ACA President's Comment – April 2019

John Held , 28 April 2019

In light of the release of the Building Confidence Implementation Plan, ACA National President John Held revisits the recent history of regulation in the Australian construction industry and the challenge of timely reform and coordination between all states and territories.

Living in a Federation is messy. Since the 1970s there have been many attempts to rationalise and harmonise the regulation of construction across Australia, but with nine different jurisdictions it’s never been easy. Like a large squabbling family, it’s always someone else’s fault. The implementation of the Building Code of Australia (now the National Construction Code) is perhaps one highlight – but even then the number of variations when introduced was embarrassing. One would wonder why South Australians needed different numbers of toilets to Victorians, for example. Uniform licensing of trades has never been successful, so workers moving from one state to another had to re-register. In some jurisdictions, engineers don’t need to be registered. In others, painters do.

While the regulation of architects has had a chequered history, at least the requirements are uniform. There is really no good reason why national-based regulation could not be implemented, except for the fact all legislation is state-based. Even so, when discussing the woes of harmonisation with other parts of the construction industry, architects are held up as a beacon of what can be achieved!

Our brave new world of “light touch” regulation of the industry, where legislators responded to calls to remove red tape, has had a number of wake-up calls in recent years, including the Lacrosse, Grenfell and Neo200 fires and the Opal Tower reducing the public’s confidence in the construction industry. The Shergold Weir Report Building Confidence was a generally measured response and ACA has supported its recommendations, but it’s taken a year to even get a consolidated response from the various jurisdictions.

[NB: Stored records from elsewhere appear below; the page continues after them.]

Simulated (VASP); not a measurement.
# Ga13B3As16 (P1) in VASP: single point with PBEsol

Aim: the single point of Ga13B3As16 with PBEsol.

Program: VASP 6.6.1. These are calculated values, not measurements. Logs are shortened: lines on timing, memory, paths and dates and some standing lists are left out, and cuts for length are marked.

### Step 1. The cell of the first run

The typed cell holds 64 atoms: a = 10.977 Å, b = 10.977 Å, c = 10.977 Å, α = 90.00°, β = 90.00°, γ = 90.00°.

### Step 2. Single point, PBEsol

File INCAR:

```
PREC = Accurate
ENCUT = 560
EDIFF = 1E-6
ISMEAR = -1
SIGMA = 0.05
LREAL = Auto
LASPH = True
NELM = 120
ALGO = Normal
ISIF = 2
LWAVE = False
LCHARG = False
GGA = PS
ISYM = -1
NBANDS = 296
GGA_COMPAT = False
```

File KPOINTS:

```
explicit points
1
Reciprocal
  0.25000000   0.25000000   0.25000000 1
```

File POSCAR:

The ACA has asked its branches to comment on those responses: how is each jurisdiction responding? A few threads come through: progress is slow, jurisdictions are not particularly coordinating with each other, and restoring confidence in the industry is a long way away. For architects, we need to be careful to retain and build on what we have. Victoria’s requirement for wider registration of builders, building designers and the like under the Victorian Building Authority is a model that may be adopted elsewhere, but a separate architects registration system has been kept which ensures national registration is still a possibility.

The issue of legislated use of architects for tall buildings has also been raised recently. It’s a debate for another day – would it lead to better outcomes or would clients game the system? One which the new ACA Chat forum can take up in earnest, perhaps??